Deepspeech accuracy decreasing?

In the latest v0.2.0 release, it is mentioned that the word error rate is 11% on the librispeech clean test corpus.

“… which achieves an 11% word error rate on the LibriSpeech clean test corpus

However, in November 2017, this article stated that the word error rate was 6.5%.

“Our word error rate on LibriSpeech’s test-clean set is 6.5%”

Of course it could be that the current version is faster/lighter and a trade-off was made. Another difference that I could think of is that less training data is used. However, from the same release notes, the usual suspects are there. Would it be possible to elaborate on this difference?

There were a few factors that were at play:

  1. The largest factor was that the acoustic model went from being a BRNN to a RNN of roughly half the size. This increased the WER, but paved the way for VAD mediated streaming. So a trade off was made.
  2. Also we found that some of the training data for our old language model contained sentences in the LibriSpeech clean test set. So we removed these and created a clean language model not containing these sentences.
  3. In addition, our training data now includes Common Voice, which is a noisy data set. It was recorded with laptop and smartphone microphones in environments that we not always quiet. This is a different “profile” than the LibriSpeech clean data set. So our model is now more tuned to noisy data and does not perform as well on LibriSpeech clean.
3 Likes

Thank you @kdavis very clear.

Was there also an attempt to test on the common voice test data? This should give a better indication on how good the model would perform on noisy data. Probably the WER would be higher than the librispeech dataset.

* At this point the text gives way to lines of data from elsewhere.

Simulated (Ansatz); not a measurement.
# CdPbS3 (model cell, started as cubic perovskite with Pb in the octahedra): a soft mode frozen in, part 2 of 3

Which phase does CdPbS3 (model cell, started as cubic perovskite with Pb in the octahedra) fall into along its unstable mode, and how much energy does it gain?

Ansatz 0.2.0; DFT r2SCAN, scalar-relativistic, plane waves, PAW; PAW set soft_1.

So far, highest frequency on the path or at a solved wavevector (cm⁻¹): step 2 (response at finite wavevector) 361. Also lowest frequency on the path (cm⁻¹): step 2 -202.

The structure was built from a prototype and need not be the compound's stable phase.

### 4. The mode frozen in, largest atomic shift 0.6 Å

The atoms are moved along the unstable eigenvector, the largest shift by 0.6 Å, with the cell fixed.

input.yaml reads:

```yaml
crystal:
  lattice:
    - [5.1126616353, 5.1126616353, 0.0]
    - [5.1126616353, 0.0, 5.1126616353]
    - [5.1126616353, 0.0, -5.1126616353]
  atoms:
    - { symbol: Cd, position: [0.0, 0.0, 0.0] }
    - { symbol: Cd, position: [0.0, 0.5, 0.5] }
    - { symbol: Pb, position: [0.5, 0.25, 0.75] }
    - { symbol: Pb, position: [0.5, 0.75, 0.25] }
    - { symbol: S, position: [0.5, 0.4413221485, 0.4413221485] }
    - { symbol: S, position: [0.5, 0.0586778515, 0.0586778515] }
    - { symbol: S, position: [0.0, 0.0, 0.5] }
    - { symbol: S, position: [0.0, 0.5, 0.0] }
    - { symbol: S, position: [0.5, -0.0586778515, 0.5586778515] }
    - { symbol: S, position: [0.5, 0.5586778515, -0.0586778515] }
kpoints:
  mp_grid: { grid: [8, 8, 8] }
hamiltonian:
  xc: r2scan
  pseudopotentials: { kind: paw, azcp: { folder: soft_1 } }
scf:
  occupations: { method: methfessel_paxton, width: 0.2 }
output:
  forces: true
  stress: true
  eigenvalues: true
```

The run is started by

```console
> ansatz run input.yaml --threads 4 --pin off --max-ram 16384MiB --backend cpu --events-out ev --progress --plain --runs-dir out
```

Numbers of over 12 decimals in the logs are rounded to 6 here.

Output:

In our internal tests we got

  • 11.2% WER on LibriSpeech clean test
  • 28.7% WER on LibriSpeech other test
  • 15.6% WER on Common Voice test

which compares reasonably well with say Google’s results from the GitHub repo

  • 12.1% WER on LibriSpeech clean test
  • 28.8% WER on LibriSpeech other test
  • 23.2% WER on Common Voice test
2 Likes

Would it be too difficult to maintain both kinds of acoustic model, and offer the option of choosing which to use depending on whether streaming or accuracy is more important for a given use case?

Unfortunately, we don’t have the resources to maintain both. However, you can always use/fork the old 0.1.1 version which has a BRNN.

Fair enough. Thanks for the explanations, and the great open project!

@kdavis I had been experimenting the v2.0.0 release of deepspeech along with the new model that got released. I could see that there are errors with some basic words which was working fine with 0.1.1 model. Few examples are shown below;

1.“pasta” was interpreted as “tosta”
2.“nearby” was interpreted as “merby”
3.“more information” was interpreted as “mornin formation”

These were repeated multiple times with an american accent speaker, but the results were same which was not the case with 0.1.1 model. Do you see these as valid issues with the new model? if so, will training with a librispeech clean dataset to create a new model correct these errors?

Just a note, the release is v0.2.0 not v2.0.0, a big difference :slight_smile:

As to which words and phrases work with v0.1.1 vs v0.2.0, with which background noise, with which microphones, and with which up/down sampling. Unfortunately, we have little control.

What I’d suggest is to create a data set of the words and phrases you expect, with background noise from your use case, with the specific microphones you expect to use, and with the up/down sampling in your processing chain. Then to take this data and fine-tune the model we provided to your use case.

In addition you can create a language model and trie which are tuned to your use case too.